The High Court says Fairfax and the DomPo did not act in contempt of court in publishing the “Terror Files” articles about the October Police raids last year, though the judges expressed surprise that Fairfax had not been charged with breaching suppression orders and publishing intercepted communications by the Police. But the judges do not believe the “Terror Files” article created a real risk of prejudice for the defendants right to a fair trial.
There is very little analysis available online yet – media commentator Jim Tucker says, despite being critical of how the material was handled in the article, that the case is a big victory for media freedom.
Media law expert Steven Price is surprised – he expected Fairfax to go down – and raises some concerns.
Firstly, he takes issue with the judges “speculative” decision that the jury will not be influenced by the article – he says there is social science research they could have examined, as well as the testimony of media law experts in the trial itself, which placed the risk of influence on the jury as “real”, though also “small” in the case of one expert (the Fairfax one).
As he points out, even a “small” risk of prejudice is one a defendant might not be too happy with.
Mr Price also has an issue with the judges assuming the defendants would be relying on the “it’s not me with that gun” defence – he believes this is not in fact the case, that the defendants are more likely to be arguing “we weren’t doing terrorism stuff, we were doing other things” – and that therefore an article called “Terror Files” is potentially more damaging to their cases.
Although neither Steven Price nor Jim Tucker discuss this in depth, DomPo editor Tim Pankhurst said on RadioNZ that:
[T]he judges said the time between publication and the accused people’s court appearances meant it was unlikely to unduly influence a jury or the right to a fair trial.
Now, logically of course this makes sense – the article was so long ago, who can remember the details? But the details are not the problem – if the defence is arguing the defendants were not doing anything wrong in the Ureweras, but jury members vaguely remember an article about terrorism – well, this is what the plentiful social science research Steven Price mentions is about.
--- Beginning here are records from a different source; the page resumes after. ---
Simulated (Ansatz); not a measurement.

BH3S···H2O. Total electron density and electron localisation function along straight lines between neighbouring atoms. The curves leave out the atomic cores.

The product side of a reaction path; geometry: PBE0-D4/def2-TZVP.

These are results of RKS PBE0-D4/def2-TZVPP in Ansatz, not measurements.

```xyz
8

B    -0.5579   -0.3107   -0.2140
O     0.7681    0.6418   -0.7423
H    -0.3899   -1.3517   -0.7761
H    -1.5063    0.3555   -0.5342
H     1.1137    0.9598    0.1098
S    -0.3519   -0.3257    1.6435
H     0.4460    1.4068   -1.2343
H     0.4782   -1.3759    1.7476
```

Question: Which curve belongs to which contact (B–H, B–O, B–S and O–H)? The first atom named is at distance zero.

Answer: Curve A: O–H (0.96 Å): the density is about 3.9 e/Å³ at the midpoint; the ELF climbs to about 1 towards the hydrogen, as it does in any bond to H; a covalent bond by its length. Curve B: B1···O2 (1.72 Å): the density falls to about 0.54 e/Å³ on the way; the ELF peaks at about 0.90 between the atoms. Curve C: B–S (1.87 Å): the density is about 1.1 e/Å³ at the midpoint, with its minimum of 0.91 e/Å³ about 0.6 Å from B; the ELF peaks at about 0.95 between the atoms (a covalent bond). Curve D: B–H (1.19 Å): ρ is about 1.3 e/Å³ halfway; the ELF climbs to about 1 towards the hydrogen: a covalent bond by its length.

Secondly, it seems to me that relying on the inefficiencies of our court system to safeguard right to fair trial in such a way is, quite honestly, ludricrous – why on earth does this all take so long? Length of time for prosecutions in cases of violence against women is one reason why women decide not to participate – there is just too long between when they have been bashed and when their partner will face legal consequences for them to withstand his pressure.
We should not be meekly accepting such delays – let alone building them into assisting a “fair trial” – they do nothing to ensure justice is done.
One curious scenario is avoided by the failure of the contempt charges. The Crown will not be forced to go from one court-room, where it argues the DomPo articles breached right to a fair trial, to another court-room, where it argues for charges to be brought against the same defendants.
Only comment from the defendants lawyers was at Radio NZ, where Michael Bott said:
In this case we had quite flagrant violations of court suppression orders that were given by the court to try and protect fair trial rights of people accused of quite serious charges.
Meanwhile, according to the October 15th Solidarity website, following the depositions hearings we will know next week whether the Arms Act charges are to go ahead against those arrested. The defence case to have the charges stayed is now much weaker though – unless, as Steven Price says, the Crown appeals (and wins the appeal) against the contempt decision.